What'll be the behaviour of the 8086 Microprocessor when the stack is full and even then I push something into it?
On the 8086, a PUSH instruction or implicit stack push will decrement the SP register by two and store the appropriate quantity at SS:SP (i.e. 16*SS+SP). If the SP register was $0000, the data will go to SS:$FFFE. If the SP register was $0001, the MSB of the data will go to SS:$0000 and the LSB will go to SS:$FFFF. The processor will not take any special notice of the stack wraparound. While stack wraparound would typically be a bad thing, there are some situations on the 8086 where it could be ignored at wouldn't affect anything. For example, if SS pointed to 64K of RAM that wasn't needed for anything else, and a program which was never going to exit sometimes restarted itself by simply calling "main()" without resetting the stack, the stack could wrap around without affecting program operation, since all effective-address calculations would wrap around the same way.

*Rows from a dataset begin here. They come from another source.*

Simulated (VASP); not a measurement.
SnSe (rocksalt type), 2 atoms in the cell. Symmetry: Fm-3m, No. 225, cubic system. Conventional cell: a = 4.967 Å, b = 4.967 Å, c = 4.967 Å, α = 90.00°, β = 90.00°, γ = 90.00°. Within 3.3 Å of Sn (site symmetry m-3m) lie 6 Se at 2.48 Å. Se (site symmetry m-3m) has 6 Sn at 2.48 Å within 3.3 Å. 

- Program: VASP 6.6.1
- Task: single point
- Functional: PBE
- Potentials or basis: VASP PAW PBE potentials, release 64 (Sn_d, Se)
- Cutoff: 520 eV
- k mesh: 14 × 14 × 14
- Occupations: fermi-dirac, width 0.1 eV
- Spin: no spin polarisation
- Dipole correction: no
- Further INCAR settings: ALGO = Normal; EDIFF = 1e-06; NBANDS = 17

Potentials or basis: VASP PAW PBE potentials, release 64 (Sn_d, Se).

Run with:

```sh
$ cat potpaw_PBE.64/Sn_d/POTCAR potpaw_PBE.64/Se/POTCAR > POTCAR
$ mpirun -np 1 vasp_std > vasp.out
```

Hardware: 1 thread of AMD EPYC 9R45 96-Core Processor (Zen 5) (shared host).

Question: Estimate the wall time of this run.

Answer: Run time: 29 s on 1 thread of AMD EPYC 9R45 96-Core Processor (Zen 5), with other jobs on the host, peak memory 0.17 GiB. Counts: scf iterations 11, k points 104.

Note that on the 80386 and later processors, the stack-underflow behavior is changed. PUSH, CALL, etc. use 32-bit (or 64-bit) address calculations, rather than 16-bit, and those wrap to $FFFFFFFF (or $FFFFFFFFFFFFFFFF) rather than $FFFF.
The 8086 has no 'protected mode', therefore no 'guard page at the bottom of the stack', therefore no well-defined exception. Instead your push will overwrite whatever code or data is below the bottom of the stack, which will eventually (but not immediately) result in "undefined behaviour" if that code is executed or that data is used.
There is no end. I mean the stack in these processors has a reverse order (from right to left). So it will go on up to a rom block or the end of memory. This causes an exception in the processor wich could soft reset itself.